Having crippled internet radio with high royalty demands, the recording industry’s trade association, RIAA, is now taking aim at good old-fashioned terrestrial broadcasters. These broadcasters have never had to pay royalties, but the RIAA now apparently believes that radio is more a substitute for than a complement to sales of recordings:
In a study published earlier this year, University of Texas at Dallas economics professor Stan Liebowitz argues that radio acts as a substitute for music sales. “I am not disputing that radio is very good in picking which songs are going to become very popular,” says Liebowitz, the director of Center for the Analysis of Property Rights & Innovation at the university. “But if radio didn’t exist, we could see a 50% to 60% increase in record sales.” How so? Instead of listening to the radio in their cars, Americans might buy more CDs or digital recordings, he says.
I have looked at the study (correction: this was a precursor to the 2007 document, which can be found here), and I cannot understand how Liebowitz derives the “50 to 60%” increase figure. Liebowitz claims that a chart on p. 15 of the study buttresses his claim that radio contributed to a drop in recording industry share of GDP–apparently it was 0.12% in the 1921 and only regained that level in the late 1950s. But I don’t really understand how Liebowitz isolates the effect of terrestrial radio from all the other potential variables playing into that shift. I also don’t see how one can reliably extrapolate an effect of radio from pre-internet days to the current situation.
A few more thoughts after the jump. . .
First, I would think anyone working in this field would be very careful about estimating exact numerical effects. The question of music consumption is a very difficult one, and I think we have very little idea of the actual elasticity of demand involved.
Second, I’ll quote some of Liebowitz’s earlier, qualitative analysis on a similar substitution/complement problem:
VCR manufacturers earn revenues selling a product which would, for practical purposes, have little value if not for the existence of copyrighted intellectual products. Notice, however, that an identical argument can be made for the producers of television sets, TV guides, antennae, Neilsen ratings, TV stands, etc. All these products are strong complements with television programming and are “exploiting” the television market to earn revenues. Should they all pay a portion of their revenues to copyright owners (as cable television owners now do for retransmission of over-the-air broadcasts)? … Perhaps copyright owners should pay part of their revenues to the manufacturers of these complementary products?
Agreed. And perhaps radio stations should charge the recording industry for playing records–but not in too focused a way, to avoid charges of payola. As a Clear Channel exec says, “Congress has recognized for more than 70 years that the record labels receive a substantial benefit from the airing of their music on free radio. They are basically receiving free advertising. This idea is just plain backwards. They should be paying us to play their music. Unfortunately, that’s against the law.”

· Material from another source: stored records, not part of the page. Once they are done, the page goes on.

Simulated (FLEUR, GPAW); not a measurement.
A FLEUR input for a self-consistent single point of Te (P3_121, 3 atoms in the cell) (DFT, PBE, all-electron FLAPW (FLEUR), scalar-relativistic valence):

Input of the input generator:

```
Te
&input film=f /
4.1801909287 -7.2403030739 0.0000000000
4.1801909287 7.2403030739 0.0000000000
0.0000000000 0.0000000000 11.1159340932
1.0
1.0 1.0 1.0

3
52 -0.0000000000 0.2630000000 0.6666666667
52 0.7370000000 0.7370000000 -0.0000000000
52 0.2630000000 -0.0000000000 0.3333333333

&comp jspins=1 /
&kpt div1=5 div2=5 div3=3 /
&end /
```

Or perhaps both sides should declare a truce, and recognize that the types of “free-rider” accusations they make against one another are essentially impossible to prove. Rather, they just manage to sour what should be symbiotic relationship into endless accusations of parasitism. As Liebowitz himself admits in the study, we have little sense of the direction new technologies or listening patterns are taking us: “Television took audience away from the movies. But television also made possible the VCR which allowed the movie rental business to get started, and which has been a boon to the industry.”